Business is Booming

Crude Energy

Crude Energy is working to develop onshore oil and natural gas projects. This is a company that is not afraid to try new things and take on jobs that other companies shy away from. Business in Focus spoke with Crude Energy President Parker Hallam.

A relatively new company, Crude Energy was founded in 2013 and it has offices in Dallas, Texas; it presently has projects in Texas and Oklahoma. The oil and gas industry has seen quite the positive turnaround since the advent of new technologies in fracking and horizontal drilling made certain deposits economically feasible to recover. Due to this boom, investors are flocking to companies like Crude as they recognize the potential for profit. I asked Mr. Hallam about this time of unparalleled growth.
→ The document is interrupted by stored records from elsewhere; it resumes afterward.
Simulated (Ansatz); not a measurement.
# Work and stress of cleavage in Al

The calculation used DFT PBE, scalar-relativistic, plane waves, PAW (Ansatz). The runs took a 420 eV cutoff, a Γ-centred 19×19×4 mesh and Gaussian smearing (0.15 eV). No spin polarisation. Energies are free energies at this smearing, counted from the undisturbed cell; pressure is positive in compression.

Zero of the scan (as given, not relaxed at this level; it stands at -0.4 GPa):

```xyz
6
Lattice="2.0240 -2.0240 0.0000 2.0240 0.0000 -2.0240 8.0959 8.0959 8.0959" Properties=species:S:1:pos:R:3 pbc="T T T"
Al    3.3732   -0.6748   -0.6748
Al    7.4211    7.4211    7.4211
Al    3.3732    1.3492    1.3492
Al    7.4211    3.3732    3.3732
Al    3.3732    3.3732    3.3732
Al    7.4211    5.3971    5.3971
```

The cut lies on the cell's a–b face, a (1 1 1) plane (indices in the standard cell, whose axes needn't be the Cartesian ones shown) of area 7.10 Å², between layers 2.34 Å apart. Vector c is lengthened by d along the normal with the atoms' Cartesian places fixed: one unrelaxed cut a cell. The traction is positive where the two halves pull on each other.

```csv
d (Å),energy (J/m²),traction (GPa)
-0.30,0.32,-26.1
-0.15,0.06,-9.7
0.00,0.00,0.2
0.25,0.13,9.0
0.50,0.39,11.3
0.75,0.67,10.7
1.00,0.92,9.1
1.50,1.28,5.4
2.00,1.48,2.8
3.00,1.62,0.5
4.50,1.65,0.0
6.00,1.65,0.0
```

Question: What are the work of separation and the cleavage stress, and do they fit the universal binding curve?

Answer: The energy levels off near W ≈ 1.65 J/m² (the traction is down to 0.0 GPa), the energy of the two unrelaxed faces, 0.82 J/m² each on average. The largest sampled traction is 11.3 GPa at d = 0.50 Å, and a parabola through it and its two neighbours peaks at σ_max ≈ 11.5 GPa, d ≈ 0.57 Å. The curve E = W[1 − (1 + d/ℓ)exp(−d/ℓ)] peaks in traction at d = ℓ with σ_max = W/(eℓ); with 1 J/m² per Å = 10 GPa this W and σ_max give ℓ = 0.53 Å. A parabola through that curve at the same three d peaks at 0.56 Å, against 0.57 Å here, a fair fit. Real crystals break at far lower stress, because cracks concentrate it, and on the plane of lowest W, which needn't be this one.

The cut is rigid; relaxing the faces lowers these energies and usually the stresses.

“I think it’s going to last for a long time to come,” he says. “The amount of oil that they are actually getting out of the formations with the new technologies – like fracking – only represents a small percentage of what is actually in place within that rock.”

Mr. Hallam says that only four to eight percent of the available resource is being extracted and that, over time, enhanced recovery methods and down spacing (reducing the distance between wells) will enable further potentials. There are many areas, predicted to have large deposits, which have not yet been explored. Drilling these will continue to fuel the boom.

There was a time when theorists believed that Peak Oil was rapidly approaching and that alternative methods were necessary to assure that future energy needs would be met. Mr. Hallam explains that it may be more expensive to get the oil out of shale formations, but the possibility of Peak Oil is now farther away than originally described.

“There were so many factors, in that first report, that were not really considered and that people didn’t really know about five years ago. This includes most of the fracking technology and horizontal drilling currently taking place. Nobody saw it coming. George Mitchell really invented the whole process and got it started.”

Indeed, almost every technology in the industry has seen developments and improvements over the last ten years. The industry has proven itself to be very innovative despite increased costs incurred through facing challenging situations.

Drilling in a Bakken shale well in North Dakota is an example of how new horizontal drilling technologies are furthering extraction. Companies drill down for two hundred feet then slowly begin to deviate from the vertical and establish a curve. It takes about eight hundred feet of curve before horizontal drilling begins through the areal extent of the reservoir. A hydraulic frack then pumps in millions of gallons of fresh water along with lubricants and sand. The high pressure forces the mixture into the rock, cracking it to free trapped oil.

“It [oil] doesn’t have the ability to move through the rock. So that water in the sand goes up and creates small fractures. The sand holds those cracks open and it allows the oil to come into your well bore so that you can produce it, along with gas as well.”

Acquisitions that the company has made this year are predominantly based in the Permian Basin in West Texas. The amount of recoverable reserves, using today’s technology, is much higher here than in either the Eagle Ford shale or Bakken shale. Close to a quarter of the drilling rigs in the entire world are currently focused in this area. That’s nearly 560 rigs or half the rigs in Texas! It’s an area that has been in development for a long time but, with fracking and horizontal drilling, it is even busier now. Most of the major publicly traded companies in the oil and gas industry are operating in the area.

“That would be the area that we’re developing or growing the company. We have a specific set amount of acreage out there that we are just in the beginning of developing.”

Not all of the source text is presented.